A Year in the Garden with Cats (and Dogs)

I’ve given myself permission to prioritize gardening for a year – or however long it takes to finish landscaping this 1-acre patch of paradise. Here’s the thing about gardening in Hawaii: Any scrap of space that isn’t covered in a thriving mix of desirable plants will quickly be consumed by waist-high weeds, and the only thing that makes me madder than having to pull the same weed twice is untangling a too-long hose. (But I digress. This rant is not about unruly hoses.)

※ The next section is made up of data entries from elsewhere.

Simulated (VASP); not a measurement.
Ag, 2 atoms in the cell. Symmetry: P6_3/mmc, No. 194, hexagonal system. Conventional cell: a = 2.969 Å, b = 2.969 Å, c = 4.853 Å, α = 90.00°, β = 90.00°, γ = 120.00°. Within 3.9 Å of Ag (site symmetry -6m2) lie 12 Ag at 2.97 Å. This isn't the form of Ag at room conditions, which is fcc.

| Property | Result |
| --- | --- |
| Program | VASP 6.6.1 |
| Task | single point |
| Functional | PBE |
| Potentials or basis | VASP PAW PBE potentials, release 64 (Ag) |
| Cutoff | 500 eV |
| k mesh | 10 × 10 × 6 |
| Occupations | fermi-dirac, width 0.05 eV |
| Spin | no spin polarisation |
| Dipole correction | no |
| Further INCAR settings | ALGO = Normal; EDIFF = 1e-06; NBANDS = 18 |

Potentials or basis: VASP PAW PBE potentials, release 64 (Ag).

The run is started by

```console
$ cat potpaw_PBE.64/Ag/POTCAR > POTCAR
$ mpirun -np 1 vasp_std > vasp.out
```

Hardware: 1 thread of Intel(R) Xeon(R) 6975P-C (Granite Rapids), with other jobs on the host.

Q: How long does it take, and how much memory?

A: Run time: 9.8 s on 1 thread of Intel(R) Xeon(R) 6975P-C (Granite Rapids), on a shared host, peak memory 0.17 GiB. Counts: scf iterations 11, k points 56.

You know how it is that once you make a decision and begin to move on with your plans, the Universe moves with you, offering assistance in a myriad of ways. I will tell you about the assistance I’ve been given, but I want to lay in some backstory first.

So. I’ve been moving lava rocks around to make new flowerbeds. First, I remove all the vegetation, down to the bare lava, which I cover with a layer of cardboard, followed by a good foot of mulch. Hans goes behind me and pours a six-inch-wide edge of mortar and rock to keep grass from creeping through the cracks and sending runners into the beds, and I do my best to fill the bed with plants and cuttings before too many weed seeds can drift in and take root.

All this activity in the yard has changed the landscape and generally (according to the cats) ruined everything. This came to a head the other night, when I took the dogs out for one last potty and kicked the cats out for the night. Bad weather was coming, and the cats weren’t happy with me for messing around with their chosen hiding places.

See, not every cat around here loves (or even tolerates) every other cat. So they’ve each claimed certain areas as theirs. Stella sleeps in the side garden or a cardboard box in the greenhouse, Princess Grace likes the potting shed, Blue takes the Cat Palace, Glenn will occupy any cardboard box he can find, Toby tries to hide on the front lanai so he doesn’t get tossed out at bedtime, and Robin doesn’t understand why he can’t sleep in the dog’s bedroom (because according to him, he is, in fact, a dog who just happens to look like a cat).

Stella and Glenn were especially pissed, because we had taken their cardboard boxes apart to line the bottom of the new flowerbeds. Oh, the infamy! As you can imagine, after I shut the door on all those furious furry faces, I got an earful that kept me awake long after I’d gone to bed. They weren’t fussing though. They were giving me so many landscaping ideas that I had to get up and write it all down in my journal, lest I forget. (This is the assistance I was referring to a few paragraphs ago.)

All the cats but Blue Kitten think that the Cat Palace is more of a hovel than a palace, and even Blue has ideas about the décor. He wants us to build a cathouse lean-to beside the house, because the Palace doesn’t feel safe in bad weather. I’m coming up with a plan to make a cathouse / storage cupboard where we tend to dump yard tools we don’t want to take all the way out to the greenhouse. Toby wants us to attach a series of stepping shelves down the exterior wall so he can enter and exit the front lanai from the outside. Stella and Glenn want their boxes back. I’m on it, except for the fact that Robin still wants to be a dog, and I can’t do anything about that.

But anyhow, aside from landscaping ideas, the cats are giving me other ideas, like about documenting how my gardening decisions are being guided by our animals. I did wrong, and their assistance in making it right could make a good-enough story to tell. We’ll see how it goes, but the cats and I are excited about our new landscaping cooperative efforts.

Even Kailani is helping, by showing me all the areas where she can still jump the secondary fence I installed to keep her from chasing up and down the road and trample all the puny, easily bullied plants that I wanted to grow there. I didn’t intend to plant so many huge thorny bromeliads, but she made me do it, and luckily, my neighbors have been eager to give me truckloads of their discarded bromeliad overgrowth. (You have to keep on top of those things or they’ll take over.)

Now, as I spread another layer of ointment on all the cuts and bruises that I got from moving those big heavy thorny things, I must admit that the front garden Kailani forced me to build looks much better than my original plan. The curvilinear bright orange thread that weaves through the garden is prettier than all the wimpy plants I wanted to put there. And I don’t think the weeds will dare to infiltrate that impenetrable orange barrier, but if they do, I’m sure the cats (or Kailani) will have an idea of what to do about it.